While Apple’s position in China is about as different from Facebook’s as possible — it has built a hugely valuable retail business — it too has been affected by the law. Just the week before WhatsApp was hit by disruptions, Apple said that to ensure it complied with the law it would begin storing data from its iCloud service in China. It also said it would work with a local Chinese company to set up a data center in southwest China as part of a $1 billion investment.

An Apple spokeswoman referred to remarks by Apple’s chief executive, Timothy D. Cook, during the company’s most recent earnings call, in which he said Apple was “very enthusiastic” about opportunities in China.

Yet keeping Beijing satisfied is only part of the challenge for Apple. With more and more Chinese smartphone makers selling high-quality smartphones cheaply, the company’s sales in the country have slid over the past two years. In the second quarter ending April 1, the company’s revenue in greater China fell 14 percent, even as the market remains critical. Greater China accounts for 21 percent of the company’s sales, making it Apple’s most important market after the United States.

In a new tack for Apple in China, just last week it created a new position, general manager for greater China, and appointed a longtime manager, Isabel Ge Mahe, to the position. Ms. Ge Mahe was born in China, speaks Mandarin and has deep engineering experience. The company is also in search of a greater China policy head after its former head, Jun Ge, recently resigned, according to two people familiar with the matter.

If Apple is trying something new, LinkedIn is showing that what had been an accepted model within China is no guarantee of success. Unlike Apple, which as a hardware company is considered less threatening by the Chinese government, LinkedIn had to go along with a bargain other internet companies have refused.

In 2014 the company agreed to start censoring — much as Google had done almost a decade before it eventually left China — and formed a partnership with two influential Chinese venture capital investment funds to create a separate China operation. While the self-censorship drew complaints from users, other technology companies looking to get into China came to see LinkedIn’s approach as a model.

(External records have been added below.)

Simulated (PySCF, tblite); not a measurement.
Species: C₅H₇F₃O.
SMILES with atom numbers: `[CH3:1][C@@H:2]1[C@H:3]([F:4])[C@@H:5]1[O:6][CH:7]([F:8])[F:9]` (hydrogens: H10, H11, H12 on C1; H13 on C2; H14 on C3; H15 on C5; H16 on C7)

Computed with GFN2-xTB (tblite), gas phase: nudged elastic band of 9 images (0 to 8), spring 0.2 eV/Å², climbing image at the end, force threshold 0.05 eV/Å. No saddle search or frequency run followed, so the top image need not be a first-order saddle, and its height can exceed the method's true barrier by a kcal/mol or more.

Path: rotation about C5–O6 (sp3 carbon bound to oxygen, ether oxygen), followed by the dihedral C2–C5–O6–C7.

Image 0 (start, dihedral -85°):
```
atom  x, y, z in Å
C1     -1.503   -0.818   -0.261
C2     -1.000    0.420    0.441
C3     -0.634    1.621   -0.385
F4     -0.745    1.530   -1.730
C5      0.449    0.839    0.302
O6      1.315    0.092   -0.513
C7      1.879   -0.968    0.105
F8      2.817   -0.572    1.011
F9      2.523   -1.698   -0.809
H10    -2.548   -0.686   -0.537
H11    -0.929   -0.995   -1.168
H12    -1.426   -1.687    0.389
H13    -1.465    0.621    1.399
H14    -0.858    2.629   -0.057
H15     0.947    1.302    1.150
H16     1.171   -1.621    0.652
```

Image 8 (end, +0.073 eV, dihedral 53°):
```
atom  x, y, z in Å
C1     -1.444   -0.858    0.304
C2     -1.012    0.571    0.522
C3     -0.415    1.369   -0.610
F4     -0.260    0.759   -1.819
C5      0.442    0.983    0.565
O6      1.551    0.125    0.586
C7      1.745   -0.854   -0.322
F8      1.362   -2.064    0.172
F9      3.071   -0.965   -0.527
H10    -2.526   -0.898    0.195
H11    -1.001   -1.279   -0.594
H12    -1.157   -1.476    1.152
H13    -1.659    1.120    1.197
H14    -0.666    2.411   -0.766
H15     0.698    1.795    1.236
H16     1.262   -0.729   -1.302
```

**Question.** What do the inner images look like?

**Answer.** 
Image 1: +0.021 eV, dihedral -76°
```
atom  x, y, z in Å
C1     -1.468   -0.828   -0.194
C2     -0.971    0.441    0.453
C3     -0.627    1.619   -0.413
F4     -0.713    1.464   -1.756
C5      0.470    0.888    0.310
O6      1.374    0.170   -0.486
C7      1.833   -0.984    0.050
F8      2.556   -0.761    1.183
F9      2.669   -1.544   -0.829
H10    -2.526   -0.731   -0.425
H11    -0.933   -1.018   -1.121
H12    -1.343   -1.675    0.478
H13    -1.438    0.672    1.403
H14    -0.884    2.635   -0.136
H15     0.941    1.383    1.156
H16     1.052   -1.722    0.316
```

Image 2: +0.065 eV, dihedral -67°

By bringing in well-connected investors, it was able to ensure its communications with the Chinese government were in capable hands. It also focused on the particulars of the local market. It hired Derek Shen, a successful Chinese entrepreneur and Google veteran, to run its China operations separately. Mr. Shen, in turn, created a stand-alone app to bring LinkedIn, a service built around email and computers, to China’s smartphone-dependent population.